Wulf's Webden

The Webden on WordPress

Solid State Convert

I got a new laptop at work this week. Having had a Windows 7 machine for the past few years, which I mainly use to host a Linux workstation via Virtual Box, I decided to take the opportunity to get a MacBook Pro on which, once I’ve got the core system tuned to my liking, I’ll mainly use to host a Linux workstation via Virtual Box (and perhaps a Windows one too; as part of my job I need to experience the joy of Windows once in a while).

The main incentive was that I could get a high spec machine with an excellent screen and very light weight. I found I was taking the laptop all over the place and the new one is a bit smaller and a lot lighter. The fact it came with a solid state drive was almost an afterthought but, a couple of days in, I am very impressed. I hardly ever properly shut the Windows machine down (hibernating instead) as it took so long to start up again. In fact, it even took an annoying long tie to shut down. The new machine isn’t quite instant but so much quicker. I don’t think I’d even have time to reach for a mug and take a drink whereas the old one felt like I could have set up my own plantation (or at least roast and ground my own beans).

Obviously it isn’t quite fair to compare a well-worn machine with a brand new one – I’ve got more RAM, a faster processor and a lot less cruft – but I think that solid state drive can take a decent amount of the credit and is a feature I’d recommend considering, especially as prices are now starting to get quite reasonable.


  1. I’m still not completely convinced about the long term reliability of SSDs, but I’m probably just getting conservative in my old age. I upgraded my work laptop to Windows 8.1 and the startup/shutdown time is light years ahead of Windows 7 even on the same hardware.

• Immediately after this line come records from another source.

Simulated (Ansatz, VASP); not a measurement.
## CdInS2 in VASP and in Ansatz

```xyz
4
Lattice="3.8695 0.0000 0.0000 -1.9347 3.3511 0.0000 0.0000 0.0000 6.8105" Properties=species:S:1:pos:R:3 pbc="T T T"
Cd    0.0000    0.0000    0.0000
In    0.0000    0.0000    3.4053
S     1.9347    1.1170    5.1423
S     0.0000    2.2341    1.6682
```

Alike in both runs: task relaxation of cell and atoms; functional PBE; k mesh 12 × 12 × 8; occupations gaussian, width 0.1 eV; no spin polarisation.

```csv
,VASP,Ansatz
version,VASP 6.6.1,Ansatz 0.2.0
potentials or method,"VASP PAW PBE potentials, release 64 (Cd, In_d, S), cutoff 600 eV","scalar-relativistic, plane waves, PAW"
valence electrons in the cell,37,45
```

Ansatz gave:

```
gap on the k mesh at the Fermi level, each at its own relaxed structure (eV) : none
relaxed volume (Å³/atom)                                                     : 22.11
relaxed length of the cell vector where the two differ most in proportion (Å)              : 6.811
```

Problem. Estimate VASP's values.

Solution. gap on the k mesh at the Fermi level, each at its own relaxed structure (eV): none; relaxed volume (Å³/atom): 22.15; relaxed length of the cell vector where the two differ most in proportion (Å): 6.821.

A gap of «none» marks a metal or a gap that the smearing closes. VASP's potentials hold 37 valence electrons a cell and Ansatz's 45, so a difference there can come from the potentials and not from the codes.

    • In this context, long-term doesn’t matter so much – I keep multiple copies of all my data now on a range of different systems. I’m ready for the “when” of failure rather than gambling on the “if”.

      Things like start up / shut down time are such a key part of the user experience, I’m surprised it has taken operating system producers so long to cotton onto the fact that they need to be pared down to the bare minimum (and the cheat of having an apparently loaded system still functioning well below par for several minutes after login – Windows, I’m looking at you!) also isn’t good enough.